The state Department of Environmental Conservation (DEC) has decided against rebuilding the dam at Duck Hole, but the future of Marcy Dam in the High Peaks Wilderness remains up in the air.
The decision won’t be made until after engineers inspect the dam, and it will be based in part on the condition of the dam and how much it would cost to fix it.
Aside from these practical considerations, there is a philosophical question: do dams belong in Wilderness Areas at all?
In the January/February issue of the Adirondack Explorer, I report that there are at least four other dams in Wilderness Areas: at Lake Colden and Henderson Lake in the High Peaks Wilderness, at Cedar Lakes in the West Canada Lake Wilderness, and at Pharaoh Lake in the Pharaoh Lake Wilderness. That was based on DEC’s inventory of dams in the Forest Preserve, but there may be more. For example, someone e-mailed me recently that there is a dam at Moose Pond in the McKenzie Mountain Wilderness.
The Adirondack Park State Land Master Plan defines a Wilderness Area as a region “where the earth and its community of life are untrammeled by man.” The document forbids the construction of new dams but does permit existing dams to be rebuilt with natural materials.
A DEC policy manual seems to take a stronger position against dams in Wilderness Areas, asserting that in most cases they should be removed when they become unsafe or need to be replaced or reconstructed. Nevertheless, policy provides several loopholes for keeping a dam, such as maintaining a fishery, preserving a view, or providing recreation.
The view of the surrounding mountains from Marcy Dam is one of the iconic vistas in the Adirondacks. Clearly, DEC could justify rebuilding the dam under its policy. But should it?
Christopher Amato, who until recently had been DEC’s assistant commissioner for natural resources, contends that no dams should be rebuilt in Wilderness Areas.
“Either you be true to the definition of Wilderness and not rebuild the dam or if the dam is that important you reclassify the area as something else,” Amato told the Adirondack Explorer.
But Neil Woodworth, executive director of the Adirondack Mountain Club, told the Explorer that he thinks Marcy Dam should be repaired. “For many New Yorkers, that classic beauty at Marcy Dam is their Adirondacks,” he said. “It serves so many New Yorkers that I feel it is justified.”
Regardless of whether DEC rebuilds Marcy Dam, it does intend to build a bridge across Marcy Brook, either at the dam or another location.
Tropical Storm Irene damaged the dams at the Duck Hole and Marcy Dam Pond and forced DEC to confront these questions now. But the same questions eventually will arise when other dams in Wilderness Areas fall into disrepair. Indeed, the questions can be raised about dams in Wild Forest Areas as well. After all, the state constitution requires that the entire Preserve “shall be forever kept as wild forest lands.” Altogether, there are about fifty dams on the Forest Preserve, according to DEC’s inventory.

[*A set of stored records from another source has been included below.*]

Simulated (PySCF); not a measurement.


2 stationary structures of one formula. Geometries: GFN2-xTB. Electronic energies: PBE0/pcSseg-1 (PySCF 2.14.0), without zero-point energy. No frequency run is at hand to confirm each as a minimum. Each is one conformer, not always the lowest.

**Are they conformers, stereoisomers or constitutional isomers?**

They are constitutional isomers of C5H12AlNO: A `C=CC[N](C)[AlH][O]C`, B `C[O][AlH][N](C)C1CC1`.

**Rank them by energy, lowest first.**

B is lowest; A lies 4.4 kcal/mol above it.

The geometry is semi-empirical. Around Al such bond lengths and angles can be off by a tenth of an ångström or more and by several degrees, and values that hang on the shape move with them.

Click here to read the full story on dams in the Preserve. Then let us know what you think: should Marcy Dam be repaired? What should be done with other dams in the Forest Preserve?
Incidentally, the photo above is from the 1930s. It shows what Duck Hole looked like before the dam was built and presumably what it might look like again in a few years.
Phil Brown is the editor of the Adirondack Explorer newsmagazine and writes its Outtakes blog.
Surprised no one mentioned the obvious one. Right off the Jackrabbit trail, Mckenzie Pond in the Mckenzie wilderness. Concrete impoundment with the the old planks in a pile on shore covered in moss.